Take, for example, a platform that bids for online advertisement placements. This is a platform that would require some human input in the form of what advertisements they want to display, some optional hard bidding limits, and a configurable aggressiveness factor. The system itself could be driven by a machine-learned agent that makes bids, monitors the click-rates of an ad, and potentially makes online adjustments to itself to optimize bidding patterns.
Product-focused data science and machine learning comes with a whole new set of challenges that typical data science projects are not constrained by. In product-focused projects, data scientists work with multidisciplinary teams of designers, software engineers, and product owners to make sure their models are aligned with business objectives, created within the constraints of the system, and delivered in an agile timeframe.
Over the years we have seen some common scenarios across multiple projects and have accumulated some techniques on how to mitigate risk, deliver value quickly, and build a robust plan for the future.
Here are some points of advice for those looking to build a data-driven product.
Acquire and analyze data early
Successful machine learning and data science products live and die by data. In Kaggle competitions and some domains of academic research, data is clean, accessible, trustworthy, and abundant enough to train a model from. Industrial data science data, however, is typically unformatted, noisy, and strictly governed.
One of the biggest challenges we’ve faced has been cutting the red tape just to get our hands on the right dataset. Enterprises have a treasure trove of data sitting idly in their warehouses, but between your team and that data sits multiple departments (legal, IT, governance) who needs to approve the transfer, a potential negotiation process to buy the access rights, and a team of data engineers to settle on the data contract all before the data is transferred to your team.

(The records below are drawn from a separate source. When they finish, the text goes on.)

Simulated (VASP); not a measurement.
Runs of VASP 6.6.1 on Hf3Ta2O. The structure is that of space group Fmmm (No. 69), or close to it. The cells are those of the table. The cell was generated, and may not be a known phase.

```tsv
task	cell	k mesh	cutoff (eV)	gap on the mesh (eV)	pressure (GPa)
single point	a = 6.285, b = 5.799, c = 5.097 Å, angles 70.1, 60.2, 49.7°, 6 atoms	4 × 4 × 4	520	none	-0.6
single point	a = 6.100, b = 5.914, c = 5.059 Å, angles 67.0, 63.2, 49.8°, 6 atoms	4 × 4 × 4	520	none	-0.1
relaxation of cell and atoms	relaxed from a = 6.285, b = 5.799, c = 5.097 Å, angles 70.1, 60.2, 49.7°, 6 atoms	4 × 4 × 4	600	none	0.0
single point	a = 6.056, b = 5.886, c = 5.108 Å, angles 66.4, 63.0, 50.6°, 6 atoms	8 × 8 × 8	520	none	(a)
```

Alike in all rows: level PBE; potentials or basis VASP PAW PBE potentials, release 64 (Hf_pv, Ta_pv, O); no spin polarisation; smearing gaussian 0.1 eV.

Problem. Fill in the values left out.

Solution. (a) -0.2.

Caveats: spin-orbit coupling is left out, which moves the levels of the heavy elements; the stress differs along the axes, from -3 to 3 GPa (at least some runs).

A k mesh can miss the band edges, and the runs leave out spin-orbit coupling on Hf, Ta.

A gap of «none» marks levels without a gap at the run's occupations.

Without access to this data, a data scientist can only conjecture what they can do with it. It’s impossible to correctly assume that this data is ready for modeling or even has the signal needed to hit a target KPI. Getting the data early allows the team to return quick feedback before going too deep down a potentially unfeasible modeling path.
We recommend starting each data-driven product with a short “proof of value” phase. This is where a small team goes through the ropes of acquiring the data needed, establishes a baseline with an initial naive model, and sets attainable model KPIs based on that model. This is a low-risk way to verify the problem you are solving is possible with a small pool of resources.
Empathize with your end-users
When you’re building a product, you’re really building a tool to solve a problem to be leveraged by end-users. Users work in and interact with a product in a multitude of ways. Data-driven products add a focus on the process of receiving suggestions from your models and giving models feedback to learn from. To build a successful data-driven product, it’s crucial to first understand how your user plans to interact with your product, what they expect to see from the model, what control they have over outputs, and how they can provide feedback to the system.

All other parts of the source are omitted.